Evolving compliance changes for multinationals – IPT

When talking about Insurance Premium Tax (IPT), let’s put things into perspective. Taxes due on insurance programmes are a consequence, not a driver, of any insurance placement, and form only one – albeit key – compliance consideration. However, understanding the different ways global risk is insured, and the subsequent compliance consequences, allows the risk manager and all involved in global placements to make informed decisions around programme structure, and fully understand compliance challenges.

The IPT tax landscape doesn’t move quickly – legislation in this area has often not been updated in many years – however, new products and coverage options come into play, increasing challenges arising from dated and often less than clear legislation.

What is IPT?

When we talk about IPT, we refer more broadly to all indirect and transactional taxes that arise on either an insurance premium or on the issuance of an insurance policy.

  • In many jurisdictions this will be a specific IPT – in the UK, the current rate is 12% of premium. On £100 premium, 12% IPT is added, and the policyholder pays £112.
  • Numerous other taxes work in a similar manner –fire brigade charges, motor insurance levies, and other parafiscal charges introduced to support and fund local services.
  • Stamp duties are another type of tax often applied to insurance contracts. Issued on a per policy basis, some are calculated as percentages of premium, others are fixed flat fees and apply to the number of policies issued.
  • Within the EEA, insurance is exempt from VAT, but outside of Europe, there is often a form of VAT or GST on insurance transactions.
  • On cross border insurance or reinsurance, there can be withholding taxes on the premium paid out of a country.
  • We should also mention some specific taxes in the USA: surplus lines taxes and self-procurement taxes are incurred where insurance is bought from outside of the state where the risk is located;
  • Finally, it’s important to consider pool contributions and other additional premiums, such as Consorcio surcharges (a Spanish natural perils and terrorism pool). These are not technically taxes, but again parafiscal charges that increase the invoiced amount.

The overall cost of IPT is not insignificant. The average cost is going to be in the region of 10% to 15% of the gross premium. This, of course, depends entirely on where the risks are located. As an example, insuring a large exposure in Finland where the rate is 24%, the overall premium cost will push that total cost up compared to coverage of a similar exposure in Denmark, where the rate is typically 1.1%.

It’s also important to remember that although the tax is generally paid to the authorities by the insurer, it is ultimately a cost borne by the policyholder. Typically, the charge is added to the local invoice and is an additional charge to the premium. Where this isn’t the case, market practice shows that premiums charged to the policyholder are generally grossed up, to ensure taxes don’t erode technical underwriting premium.

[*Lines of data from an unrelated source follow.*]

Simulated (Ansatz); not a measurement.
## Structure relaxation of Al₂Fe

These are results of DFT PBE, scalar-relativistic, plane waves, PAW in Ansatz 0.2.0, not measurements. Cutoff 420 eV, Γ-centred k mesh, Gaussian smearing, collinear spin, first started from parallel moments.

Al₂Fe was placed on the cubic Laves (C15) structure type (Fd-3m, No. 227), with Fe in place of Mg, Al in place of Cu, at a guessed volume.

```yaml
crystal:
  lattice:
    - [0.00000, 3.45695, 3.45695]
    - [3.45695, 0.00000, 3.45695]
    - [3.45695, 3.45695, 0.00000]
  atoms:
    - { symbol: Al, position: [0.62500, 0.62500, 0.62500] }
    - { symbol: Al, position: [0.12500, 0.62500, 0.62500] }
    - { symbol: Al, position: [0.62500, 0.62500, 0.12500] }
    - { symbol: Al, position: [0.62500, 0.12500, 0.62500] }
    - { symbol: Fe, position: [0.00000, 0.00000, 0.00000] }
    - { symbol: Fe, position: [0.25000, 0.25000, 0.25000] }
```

Where a GST or VAT regime applies, that cost can be a bit misleading. In Singapore, GST on insurance is 8%, but where the policyholder is GST registered and the insurance is in relation to taxable supplies, the GST is likely recoverable.

One final point to note is that even within the EU, where there is talk of harmonisation, this isn’t the case with regards to IPT compliance. IPT laws can be implemented entirely differently across the member states. On a global scale, this lack of harmonisation and consistency requires knowledge and expertise of differing regimes.

Location of risk

The first and most important question to establish in calculating IPT liabilities on a global programme is which tax jurisdictions have a right to tax a premium or a contract. Where a UK insurer issues a policy to a UK policyholder covering their UK buildings, it is obvious the UK tax authorities will seek to tax that premium. But multinational programmes are not that simple.

In the EU, legislation assists in determining the location of risk and is defined in Article 13 (13) of the Solvency II directive. This is the one piece of harmonisation that we find in the EEA.

Generally, within the EU/EEA the rules fall into four categories:

  • Property risk – located where the building is physically situated;
  • Vehicles – where the vehicle is registered;
  • Short-term travel – where the contract or policy is for a period of four months or less, the risk location is the jurisdiction where the policyholder took out the policy;
  • The fourth category is the catch-all for everything else – where a risk doesn’t fall into any of the other three categories, it’s the habitual residence or establishment of the policyholder that determines the risk location.

When we move outside of the EEA, it is territory rather than region-dependent.

Swiss stamp duty applies when the main policyholder is Swiss. Double taxation can arise here – in Switzerland, the total global premium attracts Swiss Stamp Duty, even if part of it relates to risk in another EU member state.

Australia refers to “Property located”, or an “event that will occur” within the state as the determining factors.

In the US, home state rules allow commercial policyholders buying non-admitted insurance to be taxed in the state where they have their ‘principal place of business’. This avoids multiple states’ taxes being charged.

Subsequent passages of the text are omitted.